Yesterday, I paid a visit to Bicycle Habitat
in Soho. Hal Ruzal is one of the
mechanics I go to when I don’t have the time or tools—or am too lazy—to build or
fix something. As he was fixing another
customer’s bike, I noticed a bike in his work station.
“Wow! That’s a really early Trek carbon fiber
bike.”
He nodded.
“It’s hardly been ridden at all,” he said.
The bike certainly didn’t look any older than it
did the day it rolled out of the showroom in 1990 or thereabouts. That’s not to say it’s timeless: While it looked new, it was certainly dated.
Although I was never tempted to buy one, I rather
admired them back in the day. They were
sleek, almost elegant, in a high-tech sort of way, with purple lettering and
graphics on a graphite-grey frame.
Aside from the color combination, the bike had an
almost-classic look because its frame tubes were more or less the same diameter
as those on steel frames. Also, it had
the slender joints found on classic frames, although it didn’t have the nice
lugwork one finds on the best European and Japanese frames—or even the bikes
Trek was building before they started making carbon frames.
At least the frame, unlike too many of today’s
frames, didn’t seem to have been built my melting frame tubes together in a
microwave oven. Then again, the way the
bike is built might be the reason why so few of them are seen today—or that the
one I saw has survived as long as it has
only because it hasn’t been ridden very much.
Hal reiterated something he and others “in the
know” have said before: Carbon-fiber
bikes aren’t made to last. Then again,
the same thing can be said about most super-light aftermarket equipment: something I learned from experience. As I mentioned in another post, a hub with
aluminum flanges bonded to a carbon fiber body collapsed one day while I was
riding a smooth road. I also broke a
carbon fiber handlebar, and other riders I knew destroyed expensive lightweight
CNC-machined parts as well as stuff made from carbon fiber.
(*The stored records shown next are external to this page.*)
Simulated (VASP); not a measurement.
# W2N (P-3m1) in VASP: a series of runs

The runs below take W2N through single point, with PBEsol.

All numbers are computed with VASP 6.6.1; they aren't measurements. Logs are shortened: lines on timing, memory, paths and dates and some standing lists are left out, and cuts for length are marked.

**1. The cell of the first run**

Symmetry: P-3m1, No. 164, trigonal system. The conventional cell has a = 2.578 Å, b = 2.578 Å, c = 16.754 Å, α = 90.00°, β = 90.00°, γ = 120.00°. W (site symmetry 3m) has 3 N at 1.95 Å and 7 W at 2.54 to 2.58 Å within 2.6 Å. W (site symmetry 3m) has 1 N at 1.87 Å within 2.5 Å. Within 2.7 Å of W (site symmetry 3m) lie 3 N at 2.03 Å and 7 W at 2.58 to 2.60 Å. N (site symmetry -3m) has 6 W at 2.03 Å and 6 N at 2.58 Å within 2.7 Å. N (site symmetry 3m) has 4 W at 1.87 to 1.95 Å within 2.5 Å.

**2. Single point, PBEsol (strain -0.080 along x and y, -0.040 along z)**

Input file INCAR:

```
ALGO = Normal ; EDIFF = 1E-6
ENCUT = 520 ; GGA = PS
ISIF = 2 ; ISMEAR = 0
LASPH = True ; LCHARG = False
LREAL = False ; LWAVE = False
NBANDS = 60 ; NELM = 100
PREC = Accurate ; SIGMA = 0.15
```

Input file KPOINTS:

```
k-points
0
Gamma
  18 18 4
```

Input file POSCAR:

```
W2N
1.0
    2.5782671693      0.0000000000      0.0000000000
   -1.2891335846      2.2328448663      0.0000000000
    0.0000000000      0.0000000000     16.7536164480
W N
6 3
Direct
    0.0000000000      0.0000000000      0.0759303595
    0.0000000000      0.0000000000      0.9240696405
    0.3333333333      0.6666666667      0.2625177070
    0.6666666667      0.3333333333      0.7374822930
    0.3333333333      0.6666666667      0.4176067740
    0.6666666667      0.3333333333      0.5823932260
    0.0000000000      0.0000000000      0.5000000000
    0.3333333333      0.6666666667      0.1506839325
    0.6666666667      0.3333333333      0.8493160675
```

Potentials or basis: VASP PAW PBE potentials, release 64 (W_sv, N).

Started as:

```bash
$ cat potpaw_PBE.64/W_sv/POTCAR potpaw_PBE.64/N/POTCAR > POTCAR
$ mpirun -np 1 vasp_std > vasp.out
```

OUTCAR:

Yet there are people who will—as I did in my
youth—ride, or simply buy, such stuff “because the pros use it”. While those carbon-fiber bars or magnesium
wheels (or, ahem, non-round chainrings) might actually give some racer an edge
in a World Cup event, said racer doesn’t have to buy, install, fix or replace
it. These days, the stuff sponsors give
to top-level pros is intended only for one season; the following year, they get
new bikes and parts. And their teams’
mechanics keep everything running for them.
(Now I am thinking about Miguel Indurain, who won
the Tour de France five times during the 1990s.
After he retired, he went shopping for a bike. He all but fell over when he saw the price
tag on a machine like the one he rode: During his two decades as a
professional cyclist, he never had to buy a bike or any of the kit he wore.)
From what Hal and others have told me, things
haven’t changed. Yes, today’s bikes are
lighter, and probably stiffer (if not stronger) than those of the past. But carbon fiber frames and parts don’t last
any longer than they did in those days—unless, like the Trek I saw the other
day, it isn’t ridden.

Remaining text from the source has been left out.